[robocup-small] Proposal for energy budget

James Bruce bruce at andrew.cmu.edu
Wed Sep 14 18:09:27 EDT 2005


Sean Verret wrote:
> I very much like this proposal and would urge the TC to consider it 
> perhaps not necessarily for 06 but indeed for 07.  I think Raul's 
> suggestion also has merit but it involves a vision system monitoring all 
> the robots and monitoring their health.  Not to mention, who's going to 
> create the "virtual referee", my guess is that it will not prove to be 
> reliable in the near future, nor is it a research topic that is 
> necessarily "interesting" for most teams.

I fully agree.  That's always the problem that sidelines the automatic 
referee; Who's going to keep it calibrated and working on four fields?

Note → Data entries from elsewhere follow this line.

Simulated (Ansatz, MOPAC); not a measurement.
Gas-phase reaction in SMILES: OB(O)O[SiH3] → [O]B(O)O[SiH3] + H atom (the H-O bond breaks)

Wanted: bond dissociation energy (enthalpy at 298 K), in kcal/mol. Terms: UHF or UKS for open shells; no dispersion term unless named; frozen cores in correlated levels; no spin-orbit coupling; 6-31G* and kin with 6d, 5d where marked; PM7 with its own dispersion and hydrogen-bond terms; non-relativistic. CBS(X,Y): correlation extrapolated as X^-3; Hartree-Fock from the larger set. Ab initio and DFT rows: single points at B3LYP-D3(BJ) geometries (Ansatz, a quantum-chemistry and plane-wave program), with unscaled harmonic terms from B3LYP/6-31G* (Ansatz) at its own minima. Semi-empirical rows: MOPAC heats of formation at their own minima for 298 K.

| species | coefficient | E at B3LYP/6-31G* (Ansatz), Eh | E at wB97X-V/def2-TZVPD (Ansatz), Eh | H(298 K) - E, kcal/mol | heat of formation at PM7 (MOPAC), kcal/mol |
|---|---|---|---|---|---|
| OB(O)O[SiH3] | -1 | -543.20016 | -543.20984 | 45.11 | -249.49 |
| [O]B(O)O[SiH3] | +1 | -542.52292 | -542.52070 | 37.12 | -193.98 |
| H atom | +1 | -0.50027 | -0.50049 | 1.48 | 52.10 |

> This suggestion by Beng will stop the arms race that has been happening 
> every year for the past 5 years.  Instead of coming home from Robocup 
> and saying, we have to get faster, we have to build stronger kickers, we 
> have to build chip kickers, we need more powerful dribblers, teams will 
> come back and say, we have to pass better, we have to play as a team 
> better, we have to be smarter, we have to monitor our health, etc.  
> These are the "interesting" problems in my mind.

This is an unrealistic expectation in my opinion.  There will always be 
an arms race, but instead of being power it will be in terms of 
efficiency.  Teams will have capacitors (maybe even expensive 
supercapacitors or ultracapacitors) to store extra battery charge so 
they can temporarily outrun their opponent.  Titanium and carbon fiber 
will shave weight where steel and aluminum were before.  Nothing much 
will have changed, except competetive robots will cost even more.  Just 
like in professional motorcycle racing, having cc limits on motors did't 
stop the hardware arms race.

Furthermore, it has negative effects on onboard computation.  Allowing 
seperate batteries for the computer makes the rule essentially 
unenforcable; Power from "computer" batteries can easily (and even 
accidentally) be routed to the motors.  Limiting the total battery power 
forces teams to remove substantial oboard computing power, thus making 
things like local vision difficult or impossible.

That said, I do like rules that encourage more soccer-like play. 
Removing the 90deg walls in 2000, outlawing side dribblers in 2004, and 
limiting dribbling distance to 500mm all helped to encorage accuracy and 
team play.  This year we can proudly say that most of the top 8 teams 
had passing which was used regularly throughout the game.

Fixing the batteries is a much more extreme change, and also makes just 
about every current robot illegal.  That's not to say we can't improve 
things over the current situation.  A few people mentioned disallowing 
battery changes during the game, or lengthening the halves.  Both would 
go a long way toward reducing "excessive" power usage since teams would 
have to lug all the batery capacity they would need for the whole game. 
  To make this concrete, I imagine something like the following proposal:

Every team is limited to a maximum of 7 robots and 7 battery packs for 
the entire duration of the game.  There would be some maximum number of 
robot interchanges (3 or 4 maybe?).  Each half would be 15 minutes (up 
from 10).  Since fewer hardware changes can be made during a game, we 
can keep the overall duration of the match the same by decreasing 
halftime and timeouts to 5 minutes each (down from 10).

With these rules, teams would have to ensure their robot can go for 30 
minutes of play, and is robust enough that robots are not constantly 
being interchanged during a game.  At the same time, it doesn't enforce 
a particular voltage or battery type on teams.